You’ll learn the shows’ fates if you watch the Tony Awards broadcast this Sunday, June 15, at 8 p.m. on Channel 8.
Meanwhile, it’s worth noting that both Cry-Baby and Xanadu are musicals. That’s not hot news in and of itself, but it fuels a discussion on the state of musical theater, Broadway’s boon in recent seasons and a hallmark of San Diego performance. This city is a major exporter of East Coast musical fare, and to boot, Xanadu is directed by Christopher Ashley, who last October took over McAnuff’s post as Playhouse artistic director.
Ashley’s entry just might win the 2008 Tony for Best Musical. Whatever happens, he’s part of a medium that’s undergone wholesale shifts in claiming its place in pop culture. The Oklahoma!s and My Fair Ladys of the genre’s Golden Age (about 1948 to 1968) read more like eight-track tapes alongside musical theater’s CDs of today.
Actually, Ashley said, the comparison’s not that far off.
“MTV is somewhat responsible [for the shifts],” Ashley told CityBeat from New York last week. “It’s created a fast-moving vocabulary for music and stories. It used to be that musicals were where Top 40 hits came from—when Rodgers and Hammerstein wrote a musical, [many] of the songs would wind up on the pop charts. Now, a lot of people are looking to music from the pop charts, how you grab that and make a successful musical out of it.”
Xanadu follows suit. Its “Magic” and the title track, recorded by Olivia Newton-John as singles, predate the show by almost 30 years. Jersey Boys, the bioplay about the rise of Frankie Valli and The Four Seasons, features nearly 400,000 Seasons hits from the ’60s. Both shows enjoy considerable clout back East; both are by no means creative exceptions.
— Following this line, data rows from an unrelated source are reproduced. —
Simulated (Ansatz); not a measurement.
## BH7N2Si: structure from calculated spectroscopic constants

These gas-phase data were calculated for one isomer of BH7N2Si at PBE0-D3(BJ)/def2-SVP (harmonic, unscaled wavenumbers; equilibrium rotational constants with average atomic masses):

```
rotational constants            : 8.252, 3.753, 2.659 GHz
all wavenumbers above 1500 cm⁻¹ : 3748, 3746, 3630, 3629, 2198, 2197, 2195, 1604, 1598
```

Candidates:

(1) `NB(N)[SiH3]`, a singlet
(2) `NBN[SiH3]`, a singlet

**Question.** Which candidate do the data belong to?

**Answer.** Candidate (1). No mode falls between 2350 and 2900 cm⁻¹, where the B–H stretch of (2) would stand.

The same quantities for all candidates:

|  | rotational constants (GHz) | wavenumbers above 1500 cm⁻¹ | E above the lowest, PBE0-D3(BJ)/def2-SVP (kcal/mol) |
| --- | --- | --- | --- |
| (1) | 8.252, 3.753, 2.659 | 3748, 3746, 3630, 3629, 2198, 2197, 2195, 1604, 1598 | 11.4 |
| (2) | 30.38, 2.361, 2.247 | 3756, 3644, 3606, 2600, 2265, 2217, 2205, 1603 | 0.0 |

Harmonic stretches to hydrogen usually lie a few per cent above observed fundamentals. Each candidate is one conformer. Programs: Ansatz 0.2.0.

“There’s a real rock trend now,” Ashley said, “with Passing Strange and Spring Awakening last year [the latter, which won eight 2007 Tonys, opens in August as a Broadway/San Diego entry]. In the Heights has a Latin score, which is a fresh idea on Broadway. And other people are writing dark, ambitious, brooding stories. There are as many different kinds of musicals out there now as there are plays, from small to large, from comic to tragic, from spectacular to simple. I think everybody’s interested now in what makes the musical break new ground, in what way is the musical form being asked to change. That’s the new hot thing.”
Eight new musicals were part of a 2007-08 Broadway season, ended May 25, that sources estimate would have topped a record $975 million in box office receipts but for a 19-day stagehands strike last fall. Grosses totaled $937.5 million this season, down exactly one hair from last year’s record $938.5 million.
With Broadway/San Diego’s Cats (which I had the good fortune to see at the Civic Theatre before it closed Sunday), the local big-budget musical season is heating up. As it does, one thing’s sure: Whatever may or may not be transpiring theatrically here, San Diego stages remain friendly to a genre whose stock is rising in the face of a new public demand. There’s a certain reassurance in that—looks like that “little bit of Broadway” even applies to steadfastly beach-oriented cultures like our own. And that’s a pretty cool thing.